The Dive of a Life Time!

(Story and photos by Durrell Martin and David Mekker)

Our story begins on a beautiful autumn day, little did we know that we were about to experience the dive of our lives.

For years the Niagara Divers' Association has been diving the Kingston area aboard the Brooke-Lauren with it's owner and Captain Spencer Shonker of Suspence Scuba Charters. Having gotten to know Spencer over the last few years he suggested that if we wished, we could do a little wreck hunting after the first dive on the City of Sheboygan. Spencer has been looking for a certain wreck for many years and wanted to investigate some numbers he'd been given from a local fisherman, which were located in his prime search area. After a great first dive with record visibility for Lake Ontario, we started our search.

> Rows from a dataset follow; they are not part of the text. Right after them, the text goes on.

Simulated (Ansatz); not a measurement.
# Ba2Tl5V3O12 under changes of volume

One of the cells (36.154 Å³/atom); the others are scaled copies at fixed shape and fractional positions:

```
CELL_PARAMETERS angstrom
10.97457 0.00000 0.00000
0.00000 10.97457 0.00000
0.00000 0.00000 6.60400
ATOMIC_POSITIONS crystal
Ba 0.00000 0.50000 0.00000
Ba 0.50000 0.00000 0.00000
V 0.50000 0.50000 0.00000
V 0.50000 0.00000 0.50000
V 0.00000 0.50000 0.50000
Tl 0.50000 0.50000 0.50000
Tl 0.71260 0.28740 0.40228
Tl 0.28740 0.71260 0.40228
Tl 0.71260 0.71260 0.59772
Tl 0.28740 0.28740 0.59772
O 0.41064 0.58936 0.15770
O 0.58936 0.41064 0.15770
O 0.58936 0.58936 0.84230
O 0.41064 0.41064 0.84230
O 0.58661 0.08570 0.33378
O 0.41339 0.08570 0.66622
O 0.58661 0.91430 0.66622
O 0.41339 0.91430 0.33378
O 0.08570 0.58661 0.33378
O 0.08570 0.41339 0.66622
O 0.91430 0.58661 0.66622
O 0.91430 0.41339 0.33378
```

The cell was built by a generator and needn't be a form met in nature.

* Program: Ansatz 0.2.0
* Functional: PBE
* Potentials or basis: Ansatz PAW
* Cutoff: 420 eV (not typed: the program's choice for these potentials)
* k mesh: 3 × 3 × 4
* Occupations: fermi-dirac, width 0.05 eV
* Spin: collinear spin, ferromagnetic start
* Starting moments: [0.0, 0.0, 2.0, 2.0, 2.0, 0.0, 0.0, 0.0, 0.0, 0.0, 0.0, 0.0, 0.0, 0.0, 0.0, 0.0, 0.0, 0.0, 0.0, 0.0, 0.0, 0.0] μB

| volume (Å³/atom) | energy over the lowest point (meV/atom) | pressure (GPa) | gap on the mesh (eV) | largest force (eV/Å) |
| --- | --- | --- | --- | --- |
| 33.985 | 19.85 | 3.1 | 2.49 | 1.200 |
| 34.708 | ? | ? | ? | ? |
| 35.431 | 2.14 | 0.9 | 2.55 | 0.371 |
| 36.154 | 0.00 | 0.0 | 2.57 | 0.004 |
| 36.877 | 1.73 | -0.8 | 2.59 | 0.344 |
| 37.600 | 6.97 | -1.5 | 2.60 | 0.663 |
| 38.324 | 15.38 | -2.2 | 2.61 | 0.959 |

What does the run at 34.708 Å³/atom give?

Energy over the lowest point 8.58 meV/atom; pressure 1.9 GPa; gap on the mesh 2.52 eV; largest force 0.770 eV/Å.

After running a search pattern for only a few minutes we had a huge "hit" on both the depth finder and sonar which showed a large object with about 15 to 20 feet of relief. If you have ever been wreck hunting you will know that this happens alot but most times all you find is a large shoal of rocks, a pile of drums or all sorts of other very uninteresting items.

While Spencer skillfully dropped a marker, Durrell and myself suited up to go down and see what was there. Even though the odds were against finding anything our hopes were still high, so much so that we both took our cameras along. The plan was to drop down and if there was something worth diving we would secure the boat and deploy a lift bag to let the rest of the group know to suit up.

Deeper and deeper we followed the line into the cold darkness below. Dropping quickly we were amazed when right under us a ship appeared!, Spencer had actually hit the wreck with the marker perfectly in the middle of the stern!. The first sight I had was of a wash basin full of dishes laying beside a stove. After a quick look around it was pretty obvious that this was a virgin wreck and we were the first two divers to see her since the day she went down. Not wanting to waste any of our now very precious bottom time we secured the boat and deployed the lift bag. Having done all this in just 4 minutes we were now free to explore!

Spencer had been looking for a freighter but this ship was too small to be that. Starting from the starboard stern we headed toward the bow. As we passed the maze of machinery that was the steam plant complete with intact controls, Durrell nearly pulled my arm off as he pointed up at a mast rasing a good 15-20 feet above the ship. Floating past intact light bulbs and a winch, we arrived at the bow to find two very large anchors on the foredeck. As we continued down the port side the mystery increased. The ship was completely intact. Why did she go down?. Next we passed the wheel house now laying off the port side, and standing up in the middle of the boards, I found the ships wheel! The wheel had fallen over and was laying on its side but in my opinion a wreck is not a great dive without a wheel. This find had just "made" the dive for me. We continued to the stern and using up the last of our film on a shot of the propeller. We were quickly running out of bottom time (it never lasts long enough at 110 feet) and started heading for the line, at which point we met Spencer coming down. After watching him do a little jig on the stern and hugging the life out of Durrell we headed towards the surface and our long hang.

After everyone had completed the first dive we compared notes. A small bell had been found by Spencer (perhaps the dinner bell) as well as the ships still working compass. Many other items had also been found ranging from a antique fire extinguisher to bottles, plates and gears. As well one very important piece of information; the ship's name. Cliff was able to read across the transom "FRONTENAC OF KINGSTON".

Armed with the name, measurements of length, beam and draft plus a drawing compiled by Karen from all of our descriptions we were able to do some research.

The story of the tug the "Frontenac" begins in 1900 when she was built by the Calvin Company of Garden Island. The Frontenac was owned for many years by the Donnely Wrecking Company of Kingston (from 1912-1929). The Donnely also owned the "William Johnson" a tug boat the club dove last year, which was very similar in design to the "Frontenac". The ship was sold to Sin-Mac Lines in the spring of 1929, which was to be her last year afloat.

On December 12, 1929 the "Frontenac" along with her sister tug the "Rival" were heading back to Kingston after doing some work at Main Duck Island to lighten some of the cargo from the freighter "Sarniadoc" which had run aground. As the two overloaded tugs headed back for port in Kingston, the weather turned quite rough and the "Frontenac" started taking on water. She was going down quickly but at the last minute, as she slipped under the waves, the crew was pulled to safety aboard the "Rival".

That was the last time she was seen until September 9, 1995 which will be a day that I will remember until I hang up my fins for the last time.